The label recruited the Australian producer, Mike Chapman to work with the band. He had already established himself working with the likes of Suzie Quattro and Mud. Right away he saw that their creative juices and willingness to experiment had the potential to take them further than their peers. All they needed was a bit of a push.

Heart of Glass actually started its life as a loose funky jam, a demo the band dubbed, Once I Had a Love or, more simply, The Disco Song. Having recorded a rough take over 3 years prior, the band decided to blow the dust off the track and breath some new life into it.

“Heart of Glass was one of the first songs Blondie wrote, but it was years before we recorded it properly. We’d tried it as a ballad, as reggae, but it never quite worked. At that point, it had no title. We just called it ‘The Disco Song’,” recalled Debbie Harry in an interview with the Guardian.

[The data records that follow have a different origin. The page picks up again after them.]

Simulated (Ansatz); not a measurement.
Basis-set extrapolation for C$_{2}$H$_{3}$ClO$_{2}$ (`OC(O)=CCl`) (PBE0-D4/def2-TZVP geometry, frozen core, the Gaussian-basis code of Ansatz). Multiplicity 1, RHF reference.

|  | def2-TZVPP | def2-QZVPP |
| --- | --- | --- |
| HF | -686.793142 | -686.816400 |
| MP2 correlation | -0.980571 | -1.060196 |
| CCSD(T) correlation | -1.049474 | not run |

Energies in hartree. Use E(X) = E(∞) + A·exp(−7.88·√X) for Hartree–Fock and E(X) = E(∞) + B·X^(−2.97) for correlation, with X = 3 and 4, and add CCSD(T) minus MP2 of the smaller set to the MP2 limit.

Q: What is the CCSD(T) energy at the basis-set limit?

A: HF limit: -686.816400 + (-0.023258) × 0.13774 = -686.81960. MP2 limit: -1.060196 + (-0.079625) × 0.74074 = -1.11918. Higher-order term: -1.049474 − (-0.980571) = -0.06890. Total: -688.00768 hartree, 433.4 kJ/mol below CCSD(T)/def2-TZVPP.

The whole band had been listening to Kraftwerk at the time, which had them all inspired to add a little ‘electronic flavour’ into their creative process. Kraftwerk had spent the larger part of the decade experimenting with early synthesizers, effects, vocoders and drum machines and the band wanted in on the action.

Guitarist Christ Stein recalled in an interview with the Wall Street Journal, “We loved the idea. As a band, we had already been referencing the electronic-dance feel of Kraftwerk, which released Trans-Europe Express a year earlier. We felt that would be a move forward. But getting that sound back then was a mystery to all of us.”

That was until Chapman sourced some of the decades most groundbreaking electronic gizmos.

The first shiny new bit of gear was the Roland CR-78, one of the first drum machines ever built. The CR-78 was released earlier in 1978, making Heart of Glass one of the first songs to feature the new machine. It completely changed the direction of the track.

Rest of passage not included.